As for $κ$, the imaginary part is a term that expresses absorption(the amplitude decreases as we get inside the material).That is: $$E(x,t)=E_0e^{-k_{im} z}e^{i(kx-ωt)} $$ , with $$k_{im} =ω \sqrt{ {εμ \over 2}}[\sqrt{1+ {σ \over εω}^2}-1]^{1/2} $$. The distance at which the amplitude decreases by a factor of $1/e $ is defined as $$d={1 \over k_{im}} $$ Note that $σ$ is the special electrical conductivity.

The electric susceptibility $χ_e$ of a dielectric material is a measure of how easily it polarizes in response to an electric field. This, in turn, determines the electric permittivity of the material and thus influences many other phenomena in that medium, from the capacitance of capacitors to the speed of light.

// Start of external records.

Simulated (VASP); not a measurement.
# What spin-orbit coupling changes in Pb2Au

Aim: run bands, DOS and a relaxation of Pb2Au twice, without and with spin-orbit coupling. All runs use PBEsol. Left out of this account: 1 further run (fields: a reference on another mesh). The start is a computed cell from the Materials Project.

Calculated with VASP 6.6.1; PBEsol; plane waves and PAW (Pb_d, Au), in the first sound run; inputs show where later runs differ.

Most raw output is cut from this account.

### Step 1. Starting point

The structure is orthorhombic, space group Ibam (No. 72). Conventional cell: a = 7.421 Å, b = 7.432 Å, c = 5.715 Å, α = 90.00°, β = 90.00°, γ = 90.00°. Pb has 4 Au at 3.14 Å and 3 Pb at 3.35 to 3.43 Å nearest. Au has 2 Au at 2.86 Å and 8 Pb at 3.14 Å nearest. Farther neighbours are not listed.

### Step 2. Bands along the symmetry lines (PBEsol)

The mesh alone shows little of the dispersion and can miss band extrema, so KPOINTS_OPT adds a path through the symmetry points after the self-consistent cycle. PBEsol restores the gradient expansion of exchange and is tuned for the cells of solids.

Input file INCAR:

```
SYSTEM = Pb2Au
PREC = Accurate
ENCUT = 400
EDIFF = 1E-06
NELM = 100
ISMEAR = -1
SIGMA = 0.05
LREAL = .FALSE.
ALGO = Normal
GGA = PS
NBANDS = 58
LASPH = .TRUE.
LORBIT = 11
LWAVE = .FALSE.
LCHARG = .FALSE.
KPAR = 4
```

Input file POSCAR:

It is defined as the constant of proportionality (which may be a tensor) relating an electric field E to the induced dielectric polarization density P such that: $$P=ε_0 χ_ε Ε $$

where $ε_0$ is the electric permittivity of free space.

The susceptibility of a medium is related to its relative permittivity $ε_0$ by $$χ_ε = ε_r -1$$.

Note, as commented at your question by Sebastian Riese, that in general $ε_r $ is a function of the properties of the material.

Hope this helps with your question.

EDIT

As for reflectivity, it depends on the angle of incident on the surfaco of the material and properties as $ε and μ$. You can prove, as the most simple example that that the Reflection and Transmission factors are: $$R={n_1 -n_2 \over n_1 +n_2}^2 $$ $$T={4n_1 n_2 \over (n_1 +n_2)^2} $$ where n is the index of refraction defined as: $$n=\sqrt{εμ \over ε_0 μ_0} $$ and it is also: $$k=k_{re} +i k_{im} $$ with: $$k^2 =μεω^2 +ι μσω$$, so there is a connection between $k$ and the reflection factor.

That's all. Hope I helped.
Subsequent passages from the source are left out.